Saturday, June 01, 2019

Trade Wars : Mexico’s Tiff With the United States

by Century Financial in Off The Wall

Trade Wars : Mexico’s Tiff With the United States

Trade wars between countries have been around a lot on the news lately, particularly that of U.S. with China and Mexico. Since Trump got into power as the 45th president of the United States, his Administration has tried to make several changes to the economy as part of his propaganda “Make America Great Again.” When Trump set a timetable to renegotiate NAFTA within a month of his presidency,fears of a trade war between the United States and Mexico were heavily speculated. One of the policy changes by Trump was to stop the flow of illegal immigrants from Mexico. To support this agenda of his, Trump dispatched a large number of troops to the southern border for security by declaring a national emergency.

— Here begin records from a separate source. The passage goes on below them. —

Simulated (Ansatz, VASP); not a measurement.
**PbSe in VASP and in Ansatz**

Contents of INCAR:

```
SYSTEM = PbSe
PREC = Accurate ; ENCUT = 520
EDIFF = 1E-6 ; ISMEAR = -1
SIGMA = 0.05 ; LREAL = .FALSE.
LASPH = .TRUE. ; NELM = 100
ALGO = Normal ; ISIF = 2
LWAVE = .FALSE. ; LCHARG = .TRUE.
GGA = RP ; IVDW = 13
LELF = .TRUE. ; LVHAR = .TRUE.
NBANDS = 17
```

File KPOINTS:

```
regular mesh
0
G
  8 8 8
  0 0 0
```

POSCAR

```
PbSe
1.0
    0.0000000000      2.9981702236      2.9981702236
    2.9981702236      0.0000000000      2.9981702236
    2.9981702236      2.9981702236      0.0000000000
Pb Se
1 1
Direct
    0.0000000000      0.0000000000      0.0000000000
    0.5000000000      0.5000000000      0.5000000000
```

Furthermore, he also went on to pass a $5.7 billion bill to raise funding for his border wall, which was heavily opposed and rejected by government officials and authorities and it eventually led to the longest ever shutdown of the US government – 35 days between December and January. Apprehensions at the border had been in an overall decline since the year 2000 but have seen a rise again since 2017 with around 99,000 arrests in April alone this year, the highest figure in over a decade (Rodgers and Bailey, 2019).  Many different nationalities such as Cubans, Haitians, and Africans desire to seek asylum in the United States due to many factors, some of them being domestic violence and poverty in the origin country and Mexico seems to the staging ground for these migrants mainly from Guatemala, Honduras, and El Salvador.” May this year alone saw a total of 144,278 apprehensions at the border which alarmed Mr. Trump.

Trump had consecutively warned Mexico to stop this illegal border crossing, including from Central America. However, Mexico failed to comply with Trump’s warning, to which Trump unexpectedly announced 5% tariffs on all Mexican imports starting June 10th, 2019 which would continue to rise every month unless the dispute was settled on his terms. If this were to come into play, it could have dreadfully harmed the U.S. economy as more than 6 million jobs depended on the trade with Mexico, not to mention the fact that Mexico is also the third-largest agricultural export market for the U.S. (FP Editors, 2019). The biggest losers of these tariffs would have been companies like GM and Ford, who moved a bulk of production to Mexico in order to cut costs. There has also been a recent rise in companies moving their production from China to Mexico in order to avoid Tariffs. Video company GoPro was one of these companies, deciding to move its production in May to ‘insulate against possible tariffs’.

Mexico stood to lose as well primarily with regards to its beer industry. While the beer was brewed and bottled south of the border, the key ingredients—the hops and the barley—came from north of the United States and tariffs could not only make the process more complicated but would make beer, Mexico’s No.1 agricultural export, more expensive.

However, On June 7, the US and Mexico signed an agreement where Mexico would try to crackdown the migrant flow into the US, and Trump would dissolve his threats of the tariffs. US demands included securing the border, making it hard for people entering Mexico from other countries to claim asylum in the US and cracking down on criminal smuggling organizations that charge migrants thousands of dollars to cross borders. Mexico has made efforts to uphold to its side of the deal and formed the Mexico National Guard and deployed a total of 6000 troops to the Mexican border for patrols to control the flow of these asylum seekers to more “reasonable levels.” While Mexico increased its efforts to control migration flow, the Mexican government had agreed to this deal in March itself during the secret talks in Miami between the secretaries of the two countries. Many believe that President Trump understood the limits of the deal but accepted it as a face-saving way to escape from the political and economic consequences of imposing tariffs on Mexico.

The sticking point of this deal isn’t the fact that the tariffs were lifted or that the deal was agreed quickly. Donald Trump’s use of these tariffs to get his trading partners to do his bidding sets a dangerous precedent for the US. In his aim to put the US first, self-christened ‘Tariff Man’ has opted not to trade under the Trans-Pacific Partnership. This has closed off many favorable terms for US producers and manufacturers. Trump promised to remedy this by striking individual deals with the countries. But these agreements were there to protect exactly what happened with Mexico. The NAFTA or the new version USMCA protected the member countries from arbitrarily applying tariffs. And the precedent this sets for any other country trying to negotiate with the US is a dangerous one.